Monday, May 4, 2009

The Reflux Rate


The maximum rate of redemption (the reflux rate) provides an excellent risk measure what a securities holding institution can absorb during times of stressful withdrawals. The maximum reflux rate expresses how quickly funds can be withdrawn, before the holding institution fails, or must temporarily close its doors to those who want their money back.

This reminds me of the bank run in It’s a Wonderful Life, when the community savings bank experienced a run, and Stuart used his honeymoon money to boost the reflux rate to keep his community bank open.

http://www.youtube.com/watch?v=_Er69b4HMl8

This also reminds me of the great 2008 electronic run on money funds, where ½ trillion dollars worth of redemptions were requested over the space of about 5 hours. Only mad scrambling and explicit new guarantees stopped this epic bank run from collapsing the entire financial universe.

http://boingboing.net/2009/02/09/rep-kanjorski-550-bi.html

According to Greco’s book, ”Understanding and Creating Alternatives to Legal Tender”, page 61, for a community script, such as what was widely used during the 1930s Great Depression:

“One of the fundamental rules of currency issuance is that the issuer be willing to redeem his or her own currency at face value (par), and that she or he be able to generate enough value (sales) in goods and/or services to redeem the currency at the rate of about 1 percent per day, which is equivalent to being able to redeem the entire issue in about three months time.”

His rule of thumb is quite good for small community currencies, with an eye on not creating ponzi-like systems where the late buyers of the currency, or any security, could be left holding the bag.

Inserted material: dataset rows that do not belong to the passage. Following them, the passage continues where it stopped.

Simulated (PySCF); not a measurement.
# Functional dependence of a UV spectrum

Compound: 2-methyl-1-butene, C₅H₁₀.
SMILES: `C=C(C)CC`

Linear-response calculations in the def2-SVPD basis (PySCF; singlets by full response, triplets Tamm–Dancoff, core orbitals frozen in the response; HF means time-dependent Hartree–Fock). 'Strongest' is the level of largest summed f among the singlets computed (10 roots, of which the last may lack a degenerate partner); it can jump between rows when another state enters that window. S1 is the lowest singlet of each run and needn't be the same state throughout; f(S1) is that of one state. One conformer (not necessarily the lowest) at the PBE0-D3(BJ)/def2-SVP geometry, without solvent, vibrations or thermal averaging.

In regulating new securities markets, regulating bodies try to pay close attention to the expected character of how a reflux rate performs in adverse conditions. This essentially is what the current bank stress tests are all about. It revolves around the question of “how much reserves must be kept on hand to ensure smooth withdrawals, given possible adverse condition scenarios to the supporting inflows”.

For larger asset pools, perhaps lower reflux rates are reasonable to expect, but I wonder how much different the rules should be from smaller pools, given how quickly money funds were evaporating last fall.

But for new currencies and securities, or currencies that are not expected to have a useful life of multiple years (such as Depression style script), this question becomes all the more important. From a strong securities marketplace, to closing out the fund, script, or mortgage market, in a way that is “fair” to the late buyers is something that is reasonable to expect, and a regulatory framework developed for an open currency marketplace should reflect this.